The film will be most memorable for the rough and dirty war scenes, the sporadic family outbursts, and the scenes on Tralfamadore. Parts of it drag a little, but there's enough interesting scenes to pull the film together and maintain interest, especially for fans of sci-fi, war movies, or bizarre cinema in general.
I have no idea how close of an adaptation this movie is to the book, but on its own merits, the film does an interesting job of using its random narrative structure to show the character at the different phases of his life; really, it shows somewhere between three to five different narrative strings at once. Some scenes run into each other, with characters in one timeline finishing off dialogue from another, or scenes mirroring each other so that they're intercut together. It makes the film run as one long and smooth stream of consciousness, while exploring the character's life, memories, and psyche in full. In a way, you probably could interpret this whole film as the memories, memoirs, and dreams of a man who's either mentally insane or dead.

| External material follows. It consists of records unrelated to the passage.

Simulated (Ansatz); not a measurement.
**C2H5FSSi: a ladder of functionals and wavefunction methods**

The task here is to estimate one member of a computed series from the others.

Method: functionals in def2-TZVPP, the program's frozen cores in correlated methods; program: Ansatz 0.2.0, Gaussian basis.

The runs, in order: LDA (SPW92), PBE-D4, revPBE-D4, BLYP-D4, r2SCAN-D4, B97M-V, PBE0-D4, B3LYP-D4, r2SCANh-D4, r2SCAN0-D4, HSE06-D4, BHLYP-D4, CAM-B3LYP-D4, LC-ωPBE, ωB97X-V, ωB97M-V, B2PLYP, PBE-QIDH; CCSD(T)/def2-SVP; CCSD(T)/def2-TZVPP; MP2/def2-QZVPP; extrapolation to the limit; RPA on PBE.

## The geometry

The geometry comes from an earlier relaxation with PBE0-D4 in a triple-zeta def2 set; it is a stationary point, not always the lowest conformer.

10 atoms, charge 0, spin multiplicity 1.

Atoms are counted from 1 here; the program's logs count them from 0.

If there's anything to complain about, it's just the sheer randomness of the story, for even with its constant focus on the main character, it never settles on any specific plot structure or tangible form.
The film has quality photography and really excellent editing. Acting is a bit over-the-top, but it gets the job done really well, and the writing is not bad. This production has fine-looking sets, props, and costumes. Music is not bad either.
For bringing a literary classic to life, the film is worthwhile seeing. As random and strange as it is, I'd recommended some caution: rent it and see what you think for yourself.